August 29, 2014 12:13 am | Updated 12:13 am IST

The exit of the BJP’s troika comprising Atal Bihari Vajpayee, L.K. Advani and Murli Manohar Joshi from the party’s all-powerful Parliamentary Board and their being moved to a newly created advisory body, the Margdarshak Mandal, signalled the end of an era. The party may remain anchored to its ideological moorings, but its functioning — as the lead-up to the BJP’s transformation demonstrated — will inevitably reflect the style of the two men who now control it, Prime Minister Narendra Modi and his brains trust, BJP president Amit Shah. On the face of it, the generational shift that these changes mark — set in motion when Mr. Modi was declared the BJP’s Prime Minister-designate, and underscored when the over-75s in the party were excluded from the Union Council of Ministers — cannot be questioned. Every political party needs to renew itself periodically, infusing new energy and ideas through the induction of younger people. In Mr. Vajpayee’s case, deteriorating health after 2004 forced his withdrawal from public life. But Mr. Advani and Dr. Joshi won their Lok Sabha seats in the recent parliamentary elections — what some younger party members in the Modi Cabinet failed to match.

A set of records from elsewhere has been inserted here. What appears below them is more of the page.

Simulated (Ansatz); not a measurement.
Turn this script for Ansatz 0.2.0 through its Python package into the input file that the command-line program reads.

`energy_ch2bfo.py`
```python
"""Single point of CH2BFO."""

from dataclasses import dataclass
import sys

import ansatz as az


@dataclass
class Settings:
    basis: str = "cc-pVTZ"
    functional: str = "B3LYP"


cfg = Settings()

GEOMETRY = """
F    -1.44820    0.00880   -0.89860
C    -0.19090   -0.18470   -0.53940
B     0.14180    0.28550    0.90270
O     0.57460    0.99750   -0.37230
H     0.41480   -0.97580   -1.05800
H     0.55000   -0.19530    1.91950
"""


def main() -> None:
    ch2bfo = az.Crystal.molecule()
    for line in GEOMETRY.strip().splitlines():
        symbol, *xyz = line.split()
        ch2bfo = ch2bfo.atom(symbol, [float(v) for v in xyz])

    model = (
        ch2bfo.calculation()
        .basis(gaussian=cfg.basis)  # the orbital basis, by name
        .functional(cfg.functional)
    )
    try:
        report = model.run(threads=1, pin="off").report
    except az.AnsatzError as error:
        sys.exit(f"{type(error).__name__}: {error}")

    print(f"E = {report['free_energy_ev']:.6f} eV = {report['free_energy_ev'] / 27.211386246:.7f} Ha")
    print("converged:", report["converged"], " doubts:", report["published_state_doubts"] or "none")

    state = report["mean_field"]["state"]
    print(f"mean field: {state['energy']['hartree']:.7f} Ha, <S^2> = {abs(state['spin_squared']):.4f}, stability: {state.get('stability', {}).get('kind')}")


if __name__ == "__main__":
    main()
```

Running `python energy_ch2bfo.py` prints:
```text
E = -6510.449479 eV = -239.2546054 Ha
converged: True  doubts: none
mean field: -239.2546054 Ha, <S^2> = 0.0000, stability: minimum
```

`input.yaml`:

And Mr. Advani’s role in the rise of the BJP and in the creation of a second line of leaders — that includes Mr. Modi and at least half a dozen of his current ministerial colleagues — is a matter of record. Of course, his profile had changed in recent years: the chief mentor became chief rebel, even attempting to block Mr. Modi being named Prime Minister-designate. But in a country where old age is still revered, many saw a certain lack of grace in the way the BJP’s founders were shown the door. That, however, is not all: the principle of collective leadership and of a certain democratic consultative process that was visible in the Vajpayee-Advani years is being given the go-by. This has been best exemplified by the current episode involving Home Minister Rajnath Singh, where there is obviously more than meets the eye. The “whispering campaign” within the BJP against his son’s alleged misconduct capped a series of events that had undermined the Home Minister’s position as the No.2 in the Union Cabinet: first, he had difficulties in appointing a private secretary; next, he was told he would not be on the committee that makes senior bureaucratic appointments — he could only post-facto approve such appointments made by the Prime Minister’s Office. In response to the charges against his son, Mr. Singh offered to resign if there was even a prima facie case against him – and the power play was out in the open. Mr. Modi, and then Mr. Shah, officially denied that there was any evidence to suggest as much, expressing their complete confidence in Mr. Singh. The message: power has to be shared.